Over the last decade, Distributed Denial of Service (DDoS) attacks have flooded websites and servers that the world depends on. However, in time this issue plaguing the internet can be mitigated, particularly through Accumulate’s identity-first blockchain.
Topics covered in this post include:
- Why DDoS attacks are an issue
- Some famous DDoS attacks that have happened before
- Statistics that show they are on the rise
- How blockchains are affected by them
- The added benefit of anchoring on Accumulate
What Is A DDoS Attack?
A Distributed Denial of Service (DDoS) attack is a type of cyberattack where a hacker overwhelms a server with artificial traffic, making it difficult or impossible for normal users to visit the site. You can think of DDoS as a coordinated traffic jam. Normally, your ability to access a website is like driving down a highway – there are other cars on the road, but they don’t prevent you from getting where you are going.
With a DDoS attack, a hacker transforms that normal web traffic into rush hour traffic. The hacker, with the help of armies of bots, sends so much traffic to the website it creates the cyber equivalent of bumper-to-bumper traffic – blocking normal access to the site for hours or even days.
As these attacks look like normal web traffic, it is difficult to develop effective measures to combat them. Many of the solutions cybersecurity experts have invented are less than ideal and also impact their business’s bottom line. You’ve almost certainly been asked if you are a human or a robot when signing into a website.
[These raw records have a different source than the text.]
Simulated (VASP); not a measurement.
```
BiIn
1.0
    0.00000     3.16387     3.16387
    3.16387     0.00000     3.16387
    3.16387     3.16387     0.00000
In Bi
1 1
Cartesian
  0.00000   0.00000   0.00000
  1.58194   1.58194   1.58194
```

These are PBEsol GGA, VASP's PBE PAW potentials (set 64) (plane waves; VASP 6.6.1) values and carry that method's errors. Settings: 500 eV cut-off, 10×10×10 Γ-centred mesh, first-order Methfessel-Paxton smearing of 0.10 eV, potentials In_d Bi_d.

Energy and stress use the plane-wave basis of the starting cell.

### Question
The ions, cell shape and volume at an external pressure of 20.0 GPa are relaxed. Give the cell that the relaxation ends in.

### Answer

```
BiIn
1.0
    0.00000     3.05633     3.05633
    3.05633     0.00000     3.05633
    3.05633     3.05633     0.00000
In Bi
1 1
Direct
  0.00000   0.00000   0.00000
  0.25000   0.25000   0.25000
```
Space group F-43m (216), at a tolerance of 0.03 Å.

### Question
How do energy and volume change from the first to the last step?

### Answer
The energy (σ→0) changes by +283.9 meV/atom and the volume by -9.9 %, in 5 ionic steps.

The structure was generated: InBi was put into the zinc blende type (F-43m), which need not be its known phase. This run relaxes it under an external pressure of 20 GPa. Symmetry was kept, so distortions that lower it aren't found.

Famous DDoS Attacks And Their Financial Implications
DDoS attacks are becoming increasingly common. Cisco estimated that there will be 15 million DDoS attacks annually by 2023. Even tech titans like Amazon are not immune to DDoS attacks. A client using Amazon Web Services, the most popular cloud service provider in the world that is responsible for hosting 40% of Ethereum nodes, was taken offline for 3 days by a DDoS attack in 2020. Since a single hour with a server offline can cost a company anywhere from $300,000-$1,000,000 – this attack had severe financial repercussions.
Speaking of financial implications, in 2012 six major banks were taken offline by repeated waves of DDoS attacks. Citibank, Wells Fargo, JP Morgan, Bank of America, and more were taken down by the assault. Millions of Americans were unable to access their bank accounts due to the cyber attack and it had severe consequences for businesses across the country.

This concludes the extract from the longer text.